2015 AVANT-GARDE MASTERS GRANTS AWARDED

National Film Preservation Foundation 09/15/2015
Twice a Man by Gregory Markopoulos is Among Seven Films Slated for Preservation

San Francisco, CA (September 15, 2015)—Works by Owen Land, Ken Jacobs, Fred Camper, and Slavko Vorkapich will be saved alongside Gregory Markopoulos’ Twice a Man through the 2015 Avant-Garde Masters Grants awarded by The Film Foundation and the National Film Preservation Foundation. All told, seven films will be preserved and made available through the 2015 grants.

Twice a Man will be saved through a grant to Temenos, an archive dedicated to the work of Gregory Markopoulos, which will partner with the Austrian Film Museum to complete preservation of this landmark work. “One of the touchstones of independent filmmaking Gregory Markopoulos’ Twice a Manis a fragmented re-imagining of Greek myth transposed to 1960s New York,” said Mark Webber, editor of Film as Film: The Collected Writings of Gregory J. Markopoulos (Visible Press, 2014). “This restoration of Twice a Man through the Avant-Garde Masters Grant program will ensure that the film will be available to be appreciated for generations to come.”

Among the titles green-lighted for preservation are The Doctor’s Dream (1978) by Ken Jacobs (SUNY Binghamton); Film in Which There Appear Sprocket Holes, Edge Lettering, Dirt Particles, Etc. (1966), Institutional Quality (1967), and A Film of Their 1973 Spring Tour Commissioned by Christian World Liberation Front of Berkeley, CA (1974) by Owen Land (Anthology Film Archives); Welcome to Come(1968) by Fred Camper (Northwest Chicago Film Society); and Moods of the Sea (1942) by Slavko Vorkapich (UCLA Film & Television Archive).

Now in its thirteenth year, Avant-Garde Masters is the pioneering program created by The Film Foundation and the NFPF that saves films significant to the development of the avant-garde in America. Funding was provided by the George Lucas Family Foundation. The grants have preserved works by 61 artists, including Kenneth Anger, Shirley Clarke, Bruce Conner, Joseph Cornell, Oskar Fischinger, Hollis Frampton, Ernie Gehr, George and Mike Kuchar, and Carolee Schneemann. The full roster of projects is available here.
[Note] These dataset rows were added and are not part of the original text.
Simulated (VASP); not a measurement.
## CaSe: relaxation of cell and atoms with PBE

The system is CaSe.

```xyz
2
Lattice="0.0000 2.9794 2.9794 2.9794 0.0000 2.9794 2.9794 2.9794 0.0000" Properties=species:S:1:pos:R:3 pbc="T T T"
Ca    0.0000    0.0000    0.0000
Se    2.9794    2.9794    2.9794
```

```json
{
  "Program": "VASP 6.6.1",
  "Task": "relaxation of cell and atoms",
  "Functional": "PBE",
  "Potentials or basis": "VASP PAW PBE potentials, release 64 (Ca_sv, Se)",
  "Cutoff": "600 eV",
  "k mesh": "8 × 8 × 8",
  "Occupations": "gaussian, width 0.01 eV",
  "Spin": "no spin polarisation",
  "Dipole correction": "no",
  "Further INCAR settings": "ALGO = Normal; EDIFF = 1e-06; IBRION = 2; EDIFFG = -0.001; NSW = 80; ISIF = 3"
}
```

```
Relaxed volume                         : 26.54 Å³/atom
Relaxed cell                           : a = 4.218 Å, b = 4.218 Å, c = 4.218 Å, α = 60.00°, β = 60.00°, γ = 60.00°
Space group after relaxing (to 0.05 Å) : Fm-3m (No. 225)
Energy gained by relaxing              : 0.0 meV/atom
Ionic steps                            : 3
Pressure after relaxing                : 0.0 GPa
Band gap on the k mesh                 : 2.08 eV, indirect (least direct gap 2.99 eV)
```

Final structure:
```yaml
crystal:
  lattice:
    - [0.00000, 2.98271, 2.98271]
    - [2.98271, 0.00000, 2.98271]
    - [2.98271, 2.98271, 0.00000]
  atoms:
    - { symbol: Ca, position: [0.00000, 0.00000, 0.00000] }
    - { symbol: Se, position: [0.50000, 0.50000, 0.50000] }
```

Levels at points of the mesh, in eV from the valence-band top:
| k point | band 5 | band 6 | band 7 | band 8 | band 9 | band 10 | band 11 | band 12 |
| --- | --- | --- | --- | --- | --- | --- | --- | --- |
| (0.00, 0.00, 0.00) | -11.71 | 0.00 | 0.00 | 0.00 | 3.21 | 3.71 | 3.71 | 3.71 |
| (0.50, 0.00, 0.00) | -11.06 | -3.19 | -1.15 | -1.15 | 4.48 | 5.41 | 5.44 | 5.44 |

The National Film Preservation Foundation is the nonprofit organization created by the U.S. Congress to help save America’s film heritage. Founded in 1996, the NFPF has supported film preservation in all 50 states, Puerto Rico, and the District of Columbia and has helped save more than 2,230 films and collections. The NFPF is the charitable affiliate of the National Film Preservation Board of the Library of Congress.

Created in 1990 by Martin Scorsese, The Film Foundation protects and preserves motion picture history—nearly 700 to date—and makes these films available to international festivals and institutions. The foundation's World Cinema Project restores, preserves and distributes neglected films from around the world. TFF teaches young people about film language and history through The Story of Movies, its innovative educational curriculum used by over 100,000 educators nationwide. Joining Scorsese on the board of directors are Woody Allen, Paul Thomas Anderson, Wes Anderson, Francis Ford Coppola, Clint Eastwood, Curtis Hanson, Peter Jackson, Ang Lee, George Lucas, Christopher Nolan, Alexander Payne, Robert Redford, and Steven Spielberg. The Film Foundation is aligned with the Directors Guild of America, a key partner whose president and secretary treasurer also serve on the foundation’s board.